By : Dunstan McNichol | October, 20 2009
  Oct. 21 (Bloomberg) -- The U.S. economy would get a $63.5 billion boost if businesses were able to free up their funds trapped in the auction-rate debt market based on student loans, a study prepared for holders of the securities shows.

Businesses haven’t had access to about $25 billion in the auction-rate bonds since February 2008, when trading collapsed after the investment banks that managed the sales quit serving as buyers of last resort. Including student-loan securities held by banks, a total of $75 billion of the debt is outstanding, according to Mark Murphy, a spokesman for SecondMarket Inc., a New York-based clearinghouse for illiquid securities.

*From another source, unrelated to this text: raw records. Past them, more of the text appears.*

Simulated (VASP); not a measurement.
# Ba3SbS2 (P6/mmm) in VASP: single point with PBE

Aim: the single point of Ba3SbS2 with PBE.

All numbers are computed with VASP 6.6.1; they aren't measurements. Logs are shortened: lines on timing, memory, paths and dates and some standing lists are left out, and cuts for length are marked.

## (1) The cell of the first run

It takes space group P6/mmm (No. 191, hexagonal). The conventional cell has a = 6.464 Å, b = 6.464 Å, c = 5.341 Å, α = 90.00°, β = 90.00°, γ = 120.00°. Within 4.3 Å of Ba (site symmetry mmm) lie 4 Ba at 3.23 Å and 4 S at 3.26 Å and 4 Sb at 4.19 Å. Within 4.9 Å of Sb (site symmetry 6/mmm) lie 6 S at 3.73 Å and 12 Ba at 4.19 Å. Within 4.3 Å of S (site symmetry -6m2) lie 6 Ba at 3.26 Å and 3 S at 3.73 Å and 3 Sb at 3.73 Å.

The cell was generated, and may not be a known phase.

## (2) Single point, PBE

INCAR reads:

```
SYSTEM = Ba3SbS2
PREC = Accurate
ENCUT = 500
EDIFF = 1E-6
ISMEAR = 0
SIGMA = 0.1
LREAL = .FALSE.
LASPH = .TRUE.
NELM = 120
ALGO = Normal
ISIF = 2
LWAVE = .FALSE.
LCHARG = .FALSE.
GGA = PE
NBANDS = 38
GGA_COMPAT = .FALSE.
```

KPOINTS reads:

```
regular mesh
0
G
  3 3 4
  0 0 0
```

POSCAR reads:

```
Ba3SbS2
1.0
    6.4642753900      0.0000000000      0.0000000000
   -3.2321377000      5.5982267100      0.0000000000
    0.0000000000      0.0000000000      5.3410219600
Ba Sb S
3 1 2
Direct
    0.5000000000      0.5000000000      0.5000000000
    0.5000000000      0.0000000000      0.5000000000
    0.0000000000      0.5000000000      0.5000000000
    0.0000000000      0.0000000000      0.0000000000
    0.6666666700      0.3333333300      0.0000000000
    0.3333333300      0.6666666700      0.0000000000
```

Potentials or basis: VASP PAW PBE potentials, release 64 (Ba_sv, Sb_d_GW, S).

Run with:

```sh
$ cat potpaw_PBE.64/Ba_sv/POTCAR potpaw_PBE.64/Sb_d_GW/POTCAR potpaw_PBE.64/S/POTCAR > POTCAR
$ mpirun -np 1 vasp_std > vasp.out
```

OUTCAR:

Cash from the government to restructure the auction-rate market would let businesses create as many as 441,000 jobs and begin expansion projects that have been delayed for lack of credit, according to the report by University of Delaware economics professors James Butkiewicz and William Latham.

“People need to consider the fact that reducing the access of these firms to these funds is producing more of a drag on the economy,” Butkiewicz said in a telephone interview before today’s release of the study. “If there’s some way to get this money unfrozen, that money’s going to be put to work doing things.”

Coalition’s Report

The report was commissioned by a coalition of about 25 nonbank holders of auction-rate securities that are pressing for federal funding to reopen the market. The coalition members hold a total of $8 billion in frozen student-loan auction-rate securities.

Members of the coalition include retailers Abercrombie & Fitch Co. of New Albany, Ohio, and Family Dollar Stores Inc. of Charlotte, North Carolina; technology companies Digital River Inc. of Eden Prairie, Minnesota, Texas Instruments Inc. of Dallas, Standard Microsystems Corp. of Hauppauge, New York, and Ariba Inc. of Sunnyvale, California; Duke Energy Corp. of Charlotte; Ash Grove Cement Co. of Overland Park, Kansas; and short-haul trucker Heartland Express Inc. of North Liberty, Iowa.

Auction-rate securities were designed to offer borrowers short-term interest rates on long-term bonds by putting the debt up for resale at auctions typically held daily, weekly or every 35 days. Investors believed they would have ready access to their holdings through the auctions.

The market collapsed last year when banks that had kept the auctions functioning by buying any securities that were not otherwise bid on stopped providing that support.

Negotiated Settlements

Since then, 26 banks involved in the sale of auction-rate bonds have negotiated settlements with state and federal regulators, paying $575 million in penalties and agreeing to buy back more than $61 billion of securities.

Texas Instruments in April sued New York-based Citigroup Inc.Morgan Stanley and BNY Capital Markets, now part of Bank of New York Mellon Corp., claiming the banks misled the company about the liquidity of auction-rate securities.

During the first quarter of 2008, Texas Instruments reclassified its $533 million portfolio of the securities as a long-term asset and reported losses of $41 million on the holdings as of June 30, according to regulatory filings.

Of 205 publicly traded companies that reported holding student-loan auction-rate securities, 96 percent had marked down their value by an average of about 12 percent, according to a study of regulatory filings by Pluris Valuation Advisors LLC, a New York firm that specializes in illiquid securities.